You’re left in no doubt of Jenkins’ attitude to the journeyman pro – or Bobby Joe Grooves, the fictional player he uses in a number of columns – who pockets fist loads of greenbacks without ever getting near to winning a tournament, or Jenkins’ fondness for a number of players including Tommy “Thunder” Bolt who won the 1958 US Open at Southern Hills in Tulsa.

Bolt had the reputation for having a terrible temper. On one occasion, he “pretended” to be angry at a Tulsa writer for saying in a report that he was 49 rather than 40 years of age. When the reporter made the excuse that it was a typographical error, Bolt retorted. “Typographical error, hell. It was a perfect four and a perfect nine.”

Of Bolt, Jenkins writes: “Perhaps Old Tom knew he was never destiny’s child, and maybe this is why, now and then, after blowing a short putt, he would look up at the sky, and say, ‘Why don’t You come on down here and play me one time?’.”

Jenkins was lucky. In those days, he could walk up the fairway with a golfer. Not only that, he could interact with the player. The players and golf writers actually talked as they walked up the fairways. For sure, they are bygone days, but Jenkins succeeds in giving us an insight into what it was like and, more importantly, what these great players were like.

But not all of the stories are about others; Jenkins was a fine golfer in his own right at collegiate level, the top of the amateur game in the United States, and is not averse to some self-deprecating humour. The best is probably the tale of how he faced a certain Morris Williams Jr in a conference final at Colonial, which included Hogan among the gallery (albeit watching from an electric buggy).

The story goes that Jenkins hit a career shot to six inches (for what would be a tap-in birdie if not a concession from his opponent) from an impossible lie in the rough up and over trees with three holes to go in their duel.

As Jenkins put it, “for the next long moment, while I waited for my opponent to spray his own approach out of shell shock, I entertained some wonderful thoughts. I had a gimme birdie, thus I was going to be one up on Morris Williams, Jr, with only two holes to play. I was going to beat Morris Williams, Jr. I was going to win the individual championship in the conference tournament next month. I was going to turn pro, go on tour, wear beltless slacks, and complain about courtesy car drivers the rest of my life. I was . . .” While he was dreaming, Morris holed out with his seven-iron for an eagle two, and that match effectively ended.

Williams had planned to turn professional but, before he had the chance, was killed in action on military service. As for Jenkins? He never made it out on tour as a player, figuring the realisation that such golf was beyond him came when he couldn’t swing the club around his stomach. Which was no bad thing. It meant he could write for a living.

Questions for readers

Jenkins makes a strong argument that Ben Hogan’s win in the “National Open” tournament in 1942 should count as a fifth US Open win. Do you agree?

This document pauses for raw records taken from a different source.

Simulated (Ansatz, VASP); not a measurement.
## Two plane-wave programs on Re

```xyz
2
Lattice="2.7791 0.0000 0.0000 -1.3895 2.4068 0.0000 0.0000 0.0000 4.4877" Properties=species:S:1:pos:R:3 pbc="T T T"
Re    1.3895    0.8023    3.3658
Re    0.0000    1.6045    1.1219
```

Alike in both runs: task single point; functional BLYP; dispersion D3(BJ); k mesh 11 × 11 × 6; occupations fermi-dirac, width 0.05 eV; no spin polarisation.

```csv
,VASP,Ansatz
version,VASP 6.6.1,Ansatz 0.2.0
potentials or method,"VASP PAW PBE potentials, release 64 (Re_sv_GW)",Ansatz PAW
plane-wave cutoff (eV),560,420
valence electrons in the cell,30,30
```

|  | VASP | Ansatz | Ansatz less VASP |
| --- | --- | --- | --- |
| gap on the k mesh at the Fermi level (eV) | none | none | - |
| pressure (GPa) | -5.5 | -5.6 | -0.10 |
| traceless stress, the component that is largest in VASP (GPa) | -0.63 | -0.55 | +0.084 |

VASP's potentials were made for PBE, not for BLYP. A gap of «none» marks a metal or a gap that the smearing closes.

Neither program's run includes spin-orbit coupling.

In this pre-Tiger age, Jenkins has Hogan, Nicklaus and Jones as co-winners of his Dream World tournament. Does this assessment stand the test of time?

Jenkins claims that golf is a game of annoyances, giving examples such as the “man who won’t pick up his ball when he’s out of the hole” and the player with “individual iron covers”. Do you share his sentiments?

In his article on playing with President George Bush, Jenkins admits that all of the players involved took at least one “mulligan“. Should mulligans be allowed in social golf?

How do you rate this book out of a possible top mark of 10?